Fiotes, 56, is a Baltimore native who moved to Gaithersburg in the early 1970s. He spent 11 years with the Senate sergeant at arms and has since been a self-employed real estate salesman. He made an unsuccessful race for the House of Delegates four years ago.
But Fiotes's campaign organization is thin -- he estimates he will spend about $2,000 total -- and he says "I haven't been able to pinpoint" how the race is going. Byron has an almost hereditary claim to the Western Maryland congressional seat; both her late husband and father-in-law held it before her.
Like his fellow challengers, Fiotes hopes to capitalize on anti-tax sentiment. "If you want taxes to go up, keep what you got" in Congress, he says. But he offers few specifics about fiscal policies he would change. Although Fiotes has done little to solicit campaign contributions, he says he would not take money from political action committees.

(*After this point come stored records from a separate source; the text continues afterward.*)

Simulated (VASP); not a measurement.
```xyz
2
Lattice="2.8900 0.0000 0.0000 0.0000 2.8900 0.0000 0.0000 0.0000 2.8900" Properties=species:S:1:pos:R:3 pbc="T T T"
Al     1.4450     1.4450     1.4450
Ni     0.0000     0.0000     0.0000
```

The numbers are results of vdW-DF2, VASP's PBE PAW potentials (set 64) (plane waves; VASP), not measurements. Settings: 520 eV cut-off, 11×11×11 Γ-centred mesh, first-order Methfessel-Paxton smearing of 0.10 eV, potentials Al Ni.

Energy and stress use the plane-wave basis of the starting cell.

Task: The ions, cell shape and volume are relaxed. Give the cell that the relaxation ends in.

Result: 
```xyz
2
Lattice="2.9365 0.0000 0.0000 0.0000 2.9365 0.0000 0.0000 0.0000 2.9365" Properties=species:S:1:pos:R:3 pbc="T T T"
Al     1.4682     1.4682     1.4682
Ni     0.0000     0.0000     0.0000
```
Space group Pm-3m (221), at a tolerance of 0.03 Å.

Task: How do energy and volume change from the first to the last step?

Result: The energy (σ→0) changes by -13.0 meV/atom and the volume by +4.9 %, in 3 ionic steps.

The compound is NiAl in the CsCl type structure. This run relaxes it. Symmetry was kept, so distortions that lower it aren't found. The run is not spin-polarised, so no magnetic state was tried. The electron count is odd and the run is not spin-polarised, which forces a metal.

In the district encompassing most residents of Montgomery, Walker is making his second race for the House. He lost in the 1988 Democratic primary, before winning his party's nomination this year.
A Bethesda resident and self-employed real estate broker, Walker, 42, has printed campaign posters that show him smoking a cigarette in a holder and declare, "We Love Jimmy." As in his campaign two years ago, Walker is stressing his concern that "the industrial base of this country has crumbled."
"The standard of living in this country has dropped, and people don't think they have social mobility any more," Walker said. "We always had confidence we could be number one, but now we don't."
Although Montgomery County is heavily Democratic, Morella won her last race against a well-financed Democrat by an almost 3 to 2 ratio. She has also compiled one of the most liberal voting records among House Republicans, taking some stands that are welcome in her district though unusual in her party.
Walker says he detects "a lot of animosity out there" toward congressional incumbents. "I am more optimistic now than when I began," he said.
In Prince George's County, Breuer is running against Hoyer without the official backing of her own party. Although she is a member of the GOP's County Central Committee, that organization endorsed her opponent in the primary.
Breuer, 59, charges that Hoyer and several other Democratic leaders so dominate Prince George's politics that their "political machine" persuaded the Republican Party not to back her. She also acknowledges that she is running in part because of a personal dispute.
She contends that county courts mishandled her late husband's estate, and blames the machine, which includes Hoyer. "Hoyer controls the courts in Upper Marlboro," Breuer said. "The problem with my campaign is the press does not want to print the press releases I'm sending."
Hoyer is the fourth ranking member of the House Democratic leadership, and Prince George's County is overwhelmingly Democratic. Although he faced a high-profile primary challenge this year from a leader in the Nation of Islam, Hoyer won 85 percent of the vote.
Breuer contends that "the press is not telling the voters who the real Steny Hoyer is," but acknowledges that her campaign has established only a minimal public profile. She said, "I'm just going to tell voters what's on my mind."